Sparse regression (Lasso, sparse logistic regression, etc.) is a workhorse of modern machine learning. I am interested in parallel optimization methods which can take advantage of properties of sparse regression to allow parallelization, reduce computation, or reduce communication. For example, correlation between features can make optimization difficult when partitioning datasets by features, but algorithms can adapt to this correlation to allow greater parallelization. Another key property is sparsity in the optimal solution, which can permit more efficient iterations and reduced communication.
Our Shotgun algorithm was one of the first parallel coordinate descent methods for sparse regression. It comes with both theoretical convergence guarantees and strong empirical performance. Since we proposed it, many variants have followed.
The actual algorithm is a very simple generalization of coordinate descent, allowing efficient implementation and easy modifications. Intuitively, it allows the amount of parallelization to be chosen based on correlation between features. Uncorrelated problems allow lots of parallel coordinate updates, while very correlated features permit only a few parallel coordinate updates.
Joseph K. Bradley, Aapo Kyrola, Danny Bickson, and Carlos Guestrin.
Parallel Coordinate Descent for L1-Regularized Loss Minimization.
International Conference on Machine Learning (ICML), 2011.
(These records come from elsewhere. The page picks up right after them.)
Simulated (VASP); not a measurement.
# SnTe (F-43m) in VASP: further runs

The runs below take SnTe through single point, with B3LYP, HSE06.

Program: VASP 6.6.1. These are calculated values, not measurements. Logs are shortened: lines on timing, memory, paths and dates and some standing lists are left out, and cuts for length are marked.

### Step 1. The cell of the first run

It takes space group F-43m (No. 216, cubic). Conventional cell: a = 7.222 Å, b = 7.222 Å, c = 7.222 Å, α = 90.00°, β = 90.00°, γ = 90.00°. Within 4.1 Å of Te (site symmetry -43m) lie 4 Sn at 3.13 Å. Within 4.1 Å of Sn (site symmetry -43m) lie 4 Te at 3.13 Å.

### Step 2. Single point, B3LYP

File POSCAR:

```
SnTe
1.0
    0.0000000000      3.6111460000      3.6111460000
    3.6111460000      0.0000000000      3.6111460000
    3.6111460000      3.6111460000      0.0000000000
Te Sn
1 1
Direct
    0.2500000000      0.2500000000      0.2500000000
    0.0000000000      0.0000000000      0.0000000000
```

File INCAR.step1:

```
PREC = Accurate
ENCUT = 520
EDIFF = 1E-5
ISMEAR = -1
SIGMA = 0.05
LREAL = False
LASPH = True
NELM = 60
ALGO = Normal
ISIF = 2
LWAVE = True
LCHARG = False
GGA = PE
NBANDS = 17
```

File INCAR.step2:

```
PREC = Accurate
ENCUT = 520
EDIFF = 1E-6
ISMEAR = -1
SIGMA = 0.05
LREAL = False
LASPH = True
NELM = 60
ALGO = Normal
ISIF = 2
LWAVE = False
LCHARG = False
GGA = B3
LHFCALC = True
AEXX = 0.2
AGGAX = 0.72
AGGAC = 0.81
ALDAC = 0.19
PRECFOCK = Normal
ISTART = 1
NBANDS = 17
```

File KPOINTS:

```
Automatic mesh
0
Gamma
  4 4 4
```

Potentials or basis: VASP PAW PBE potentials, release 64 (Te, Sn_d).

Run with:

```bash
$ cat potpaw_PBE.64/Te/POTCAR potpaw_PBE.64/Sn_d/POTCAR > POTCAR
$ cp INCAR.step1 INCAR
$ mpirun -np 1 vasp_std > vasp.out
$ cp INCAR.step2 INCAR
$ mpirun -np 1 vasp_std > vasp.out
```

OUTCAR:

Walsh-Hadamard Transforms (WHTs) are special cases of multi-dimensional Discrete Fourier Transforms (DFTs). A DFT takes a length-N vector indexed by 1,...,N and transforms it to another length-N vector. A WHT does the same thing, but it has special structure. A WHT operates on an n-dimensional binary finite field, so the vector is of length N=2^n.
Comparing with "machine learning" regression: For WHTs, features are columns of the WHT matrix, and the sparsity in the solution refers to the WHT signal having a small number of non-zero frequency coefficients. Since the WHT has special structure, we can locate and estimate these non-zero coefficients in sub-linear time. Suppose the length-N signal has K non-zero coefficients. Lasso must look at the full N-by-N WHT matrix, taking at least N^2 time. Our methods can subsample cleverly, taking O(K*log^2(N)) samples and O(K*log^3(N)) time.
Basic idea: We subsample the signal, take the WHT of this shorter sequence, and use aliasing properties of the WHT to show that non-zero coefficients are separated out into (mostly) separate bins. We examine each bin, decide how many non-zero coefficients it contains, and decode those coefficients.
Xiao Li, Joseph K. Bradley, Sameer Pawar, and Kannan Ramchandran.
Robustifying the Sparse Walsh-Hadamard Transform without Increasing the Sample Complexity of O(K log N).
IEEE International Symposium on Information Theory (ISIT), 2014.